CAMERAS: More Thoughts on Canon's Color Science, This Time with Pictures 6

Accurate color and pretty color are not always the same. Let’s compare two Canon C300 color matrices and see for ourselves…

Every camera, and every manufacturer, has its own “look.” Part of this is how the sensor is constructed, in particular what specific filter colors are used on the red, green and blue photo sites; another part is how that company’s color scientists use math to conform those rough color signals into imagery that is not only beautiful but that brands the camera as being from that manufacturer. Sony cameras have a look, as do cameras from Arri, RED and Panasonic, and while those manufacturers give us enough control to change those looks significantly the base looks are uniquely theirs. And, to some degree, you can’t get away from those base looks completely: there will almost always be some telltale indication in the image that may tell educated viewers what piece of machinery sits behind your carefully constructed imagery.

My last article about Canon’s color science was sadly devoid of pictures. The project I was shooting when I experimented with looks is, for the moment, top secret, so I can’t show you anything from it… yet. I did find some charts that I shot earlier this year with a new Canon C300 when I did some testing at a local rental house, so I can give you a quick example of what I’m talking about using those.

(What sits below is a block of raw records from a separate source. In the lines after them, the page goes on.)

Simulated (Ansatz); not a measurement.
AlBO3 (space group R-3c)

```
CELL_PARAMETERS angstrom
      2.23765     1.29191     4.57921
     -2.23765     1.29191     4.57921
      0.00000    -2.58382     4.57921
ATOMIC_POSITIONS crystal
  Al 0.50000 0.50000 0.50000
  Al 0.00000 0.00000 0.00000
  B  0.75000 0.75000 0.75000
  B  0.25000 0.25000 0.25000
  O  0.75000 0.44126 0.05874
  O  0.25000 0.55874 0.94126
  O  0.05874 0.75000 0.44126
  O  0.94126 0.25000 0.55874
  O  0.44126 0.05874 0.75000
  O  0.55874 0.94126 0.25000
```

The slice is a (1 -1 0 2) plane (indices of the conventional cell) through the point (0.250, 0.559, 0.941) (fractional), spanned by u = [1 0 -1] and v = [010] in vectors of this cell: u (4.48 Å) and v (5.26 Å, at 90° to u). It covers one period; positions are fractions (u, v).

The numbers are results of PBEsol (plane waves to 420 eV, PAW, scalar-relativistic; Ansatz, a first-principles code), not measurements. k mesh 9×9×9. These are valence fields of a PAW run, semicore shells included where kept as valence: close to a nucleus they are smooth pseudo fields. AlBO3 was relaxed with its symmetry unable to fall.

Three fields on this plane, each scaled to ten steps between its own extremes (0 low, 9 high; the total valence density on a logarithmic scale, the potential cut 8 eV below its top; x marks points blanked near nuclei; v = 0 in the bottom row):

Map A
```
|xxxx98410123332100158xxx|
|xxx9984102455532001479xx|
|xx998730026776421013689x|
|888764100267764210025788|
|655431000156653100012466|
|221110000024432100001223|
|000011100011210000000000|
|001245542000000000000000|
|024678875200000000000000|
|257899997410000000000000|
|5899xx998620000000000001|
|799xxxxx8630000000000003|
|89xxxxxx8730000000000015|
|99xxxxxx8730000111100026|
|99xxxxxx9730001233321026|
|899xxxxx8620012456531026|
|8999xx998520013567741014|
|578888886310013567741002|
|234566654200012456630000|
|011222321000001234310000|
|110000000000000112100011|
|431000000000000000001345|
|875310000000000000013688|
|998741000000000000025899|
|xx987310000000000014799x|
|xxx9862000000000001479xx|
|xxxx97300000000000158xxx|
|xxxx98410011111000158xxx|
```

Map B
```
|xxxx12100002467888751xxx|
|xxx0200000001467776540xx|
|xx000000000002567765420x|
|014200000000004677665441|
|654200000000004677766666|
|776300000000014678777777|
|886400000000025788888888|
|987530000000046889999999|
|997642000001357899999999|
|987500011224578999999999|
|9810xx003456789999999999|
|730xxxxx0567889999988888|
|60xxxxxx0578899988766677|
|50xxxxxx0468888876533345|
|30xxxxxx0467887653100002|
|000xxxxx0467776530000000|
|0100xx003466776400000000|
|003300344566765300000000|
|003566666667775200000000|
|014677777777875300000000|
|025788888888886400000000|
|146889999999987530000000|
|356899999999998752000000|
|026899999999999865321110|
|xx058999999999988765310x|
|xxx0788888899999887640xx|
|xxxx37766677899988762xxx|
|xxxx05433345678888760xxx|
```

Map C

Note: These charts were shot using Canon’s original camera software, which I believe has been updated. The update apparently solved the white balance issue that I wrote about here, so there may have been other changes since. In particular I see that the EOS Standard matrix doesn’t quite hit vectorscope targets cleanly, which is different from what I saw when I gave waveform/vectorscope demos at NAB in the DSC Labs booth using an updated C300.

Here’s a comparison of Canon’s Cine1 matrix, which is meant to emulate a film look when the final deliverable is video, and the EOS Standard matrix, which is meant to match EOS still camera colorimetry:

Outside: Cine1 matrix, Cine1 gamma. Inside: EOS Standard matrix, Cine1 gamma.

Note that while I use the Cine1 gamma for both settings this doesn’t substantially change the color response: although the matrices and gamma curves share names, they can be used interchangeably to create different effects because they affect different aspects of the image. (To explain this in coarse terms, gamma curves only affect contrast while matrices only affect color. It’s unfortunate that they share names.)

There are two things I see when I look at this:

EOS Standard is way more saturated and color accurate, if we compare it to the Rec 709 standard.
Cine1 is much less saturated than EOS Standard, and the greens tend to have a lot of blue in them which makes them appear less bright and saturated.

There are aspects of each of these matrices that I like and dislike: I tend to like more color accurate hues, but I also like them to be a bit desaturated as well. Bright colors bother me. I like the accuracy of the EOS Standard matrix but the Cine1 matrix’s lack of saturation.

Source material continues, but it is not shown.